The TLC Show Fans Think Is Totally Fake

For a network that's supposed to be focused on documentary series, people sure don't believe that the shows on TLC are always keeping it 100. Just having an unusually large family isn't enough on its own to make good TV, and lots of viewers believe that the drama of programs like "Outdaughtered" and "Sister Wives" is totally manufactured. Well, we wanted to find out from the fans which TLC show people thought was a complete fraud, so Nicki Swift conducted a survey asking viewers to choose the fakest TLC series from among six of the network's biggest, oddest, loudest ... and fascinating families.

The choices in our survey sent to 637 participants across the country were "Welcome to Plathville" — about the conservative Plath family raising nine blonde children in rural Georgia to shelter them from the modern world — "Outdaughtered" — which follows Danielle and Adam Busby, eldest daughter Blayke, and their set of all-girl quintuplets — "The Family Chantel" — a "90 Day" spinoff focused on one of the series' most over-the-top figures and her family — "Sister Wives" — which follows a Mormon man named Kody and his four wives — "Counting On" — about the eldest of the 19 Duggar children – and "Sweet Home Sextuplets," about the Waldrop family and their nine children, including a set of sextuplets.

Here's what the poll said!

This show has been accused of fakery in the past

As it turns out, Nicki Swift's survey revealed a pretty clear winner in terms of fakeness. And that is "Sister Wives," raking in 32.34% of the total vote. In case you're curious, here's how the rest of the survey shook out: "Welcome to Plathville" got 13.50%, "Outdaughtered" got 15.70%, "The Family Chantel" earned 16.95%, "Counting On" 10.68%, and "Sweet Home Sextuplets" 10.83%.

If you've followed along with any "Sister Wives" behind-the-scenes news at all, this shouldn't come as a total shocker. The show has long been accused of staging drama and scripting plots. It's pretty much an open secret at this point that the show's producers cut and re-edit scenes out of sequence to create more dramatic plot points, for one thing, including rearranging and restaging scenes to make it look like the Meri divorce and sneaky Robyn wedding happened on camera (it didn't), via All About the Tea.

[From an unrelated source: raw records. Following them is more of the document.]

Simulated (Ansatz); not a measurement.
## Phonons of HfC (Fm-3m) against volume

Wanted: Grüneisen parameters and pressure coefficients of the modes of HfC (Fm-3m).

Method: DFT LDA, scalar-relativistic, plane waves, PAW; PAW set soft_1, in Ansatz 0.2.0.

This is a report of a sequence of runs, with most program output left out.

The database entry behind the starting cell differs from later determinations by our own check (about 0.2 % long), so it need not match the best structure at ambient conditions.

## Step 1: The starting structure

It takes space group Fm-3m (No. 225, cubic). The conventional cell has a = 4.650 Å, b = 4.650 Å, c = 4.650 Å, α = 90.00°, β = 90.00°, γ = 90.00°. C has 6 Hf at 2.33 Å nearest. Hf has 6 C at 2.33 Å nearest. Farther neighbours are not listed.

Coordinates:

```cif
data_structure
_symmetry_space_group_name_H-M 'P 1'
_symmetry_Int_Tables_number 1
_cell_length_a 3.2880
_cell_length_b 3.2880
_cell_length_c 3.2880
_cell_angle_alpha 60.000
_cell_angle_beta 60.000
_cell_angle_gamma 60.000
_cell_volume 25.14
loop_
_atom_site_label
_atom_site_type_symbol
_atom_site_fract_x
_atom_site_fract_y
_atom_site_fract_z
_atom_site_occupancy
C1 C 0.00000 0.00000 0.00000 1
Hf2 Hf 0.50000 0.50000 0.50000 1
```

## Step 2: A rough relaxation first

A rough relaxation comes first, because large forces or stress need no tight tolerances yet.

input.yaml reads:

There's also evidence that whole storylines have been made up, especially those that indicate the family has been persecuted for their religion. For example, they were not forced to move out of Utah because of anti-bigamy laws; they had planned the Las Vegas move all along. In fact, it doesn't look like anyone is really going after them for their polyamorous arrangement, per Radar Online. So that's that!